The Hard-to-See Stitches

I spent the past week alone on Cape Cod as I’ve done every year for the past several years. Long before I left, I had reached the point of burnout and I suppose it was that feeling of having way too much coming at me that prompted me to start up a needlework project in early February. Starting something that I know will easily take me months to finish seemed a little crazy but at the same time pulling a needle through fabric has long been a way for me to find order and calm when I’m feeling overwhelmed by the chaos around me.

As I prepared to leave for the Cape, I made the decision that I would not take any homework or school reading with me. I brought my bible, my journal, a novel and my needlework. I also brought my little Peter Rabbit and that Tale of Peter Rabbit and the Tale of Benjamin Bunny with me. I also made a promise to myself that I would listen to what I was feeling. I would rest when I was tired instead of trying to push myself to go see everything I possibly could in the time I had on the Cape. I knew I desperately needed some downtime, both mentally and physically.

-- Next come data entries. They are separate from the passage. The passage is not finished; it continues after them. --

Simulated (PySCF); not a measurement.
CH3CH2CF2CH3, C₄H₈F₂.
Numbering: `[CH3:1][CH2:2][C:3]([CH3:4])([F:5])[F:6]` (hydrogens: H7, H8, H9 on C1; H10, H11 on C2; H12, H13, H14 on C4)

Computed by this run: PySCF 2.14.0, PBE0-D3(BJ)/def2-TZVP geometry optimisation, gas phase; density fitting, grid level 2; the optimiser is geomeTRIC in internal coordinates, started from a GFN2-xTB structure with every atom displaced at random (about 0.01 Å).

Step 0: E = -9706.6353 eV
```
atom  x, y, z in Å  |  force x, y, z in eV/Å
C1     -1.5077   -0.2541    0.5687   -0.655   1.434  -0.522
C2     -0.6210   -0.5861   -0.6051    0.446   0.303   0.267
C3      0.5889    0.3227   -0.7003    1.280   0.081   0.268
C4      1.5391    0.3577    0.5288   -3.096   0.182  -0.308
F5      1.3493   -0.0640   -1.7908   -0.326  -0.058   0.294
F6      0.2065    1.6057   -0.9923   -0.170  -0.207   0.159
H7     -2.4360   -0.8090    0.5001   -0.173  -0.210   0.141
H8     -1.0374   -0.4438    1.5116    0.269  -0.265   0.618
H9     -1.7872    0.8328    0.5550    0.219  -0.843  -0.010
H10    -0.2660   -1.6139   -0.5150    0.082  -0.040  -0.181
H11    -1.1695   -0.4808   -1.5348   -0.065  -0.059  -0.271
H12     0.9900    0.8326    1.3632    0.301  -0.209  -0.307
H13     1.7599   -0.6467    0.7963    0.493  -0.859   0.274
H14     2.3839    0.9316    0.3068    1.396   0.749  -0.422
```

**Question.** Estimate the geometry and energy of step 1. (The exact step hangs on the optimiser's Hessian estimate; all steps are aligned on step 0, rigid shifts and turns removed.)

img_6822Much to my delight, the townhouse I had for the week faced due east. I could sit by the sliding glass doors in the early morning sunlight and it was warm enough most days to open the doors in the morning and listen to the flock of blackbirds who lived in the marsh grasses. I spent several hours every morning working on my needlework, using the abundance of natural light to work on the lighter, harder-to-see colors and saving the darker colors for the evenings. By the third morning, I sat down to stitch and needed to work in nearly 100 white stitches, which barely even showed up against the pale ivory fabric. Given that these were the edge stitches between a pale yellow sunbeam and a bit of blank fabric, I pondered whether or not they were really necessary. They were very hard to see and seemed to serve little purpose. But after working over 1200 stitches over the course of the week, I noticed those 100 barely-there hard-to-see white stitches added texture and light in the larger scheme of things.

Sunday afternoon, as I sat by the ocean on a hidden gem of a beach, it occurred to me that maybe the time I spent every morning in my favorite pink hedgehog pajamas, sitting with my feet up, soaking up sunshine and birdsong whilst sipping my tea was just as important as the time I spent doing anything else. What might be considered wasted time actually added texture and light to the rest of life. And those four or five hours a day spent quietly pulling thread through fabric was time spent with mind and body at rest, time when prayer didn’t involve me reminding God of all the things in life that needed fixing. Instead, it was time simply spent in God’s presence. It was precisely that kind of time that I desperately needed.

img_6777Maybe that was what Peter Rabbit showed up to teach me. He sat in the chair opposite me the entire week and was rather pleasant company. I re-read those old stories every night and remembered when life wasn’t so complicated. And by the end of the week, I had realized that maybe it was okay once in awhile to flop down on the sand and rest or to go to bed early with a cup of tea when my own misadventures have me feeling worn out. Peter’s mother wondered what he’d be up to, but she didn’t get upset with him for losing his coat or his shoes. Instead, she took care of him. God certainly wasn’t upset with me for showing up worn out. Instead, God drew closer to me and cared for me as I rested in God’s presence.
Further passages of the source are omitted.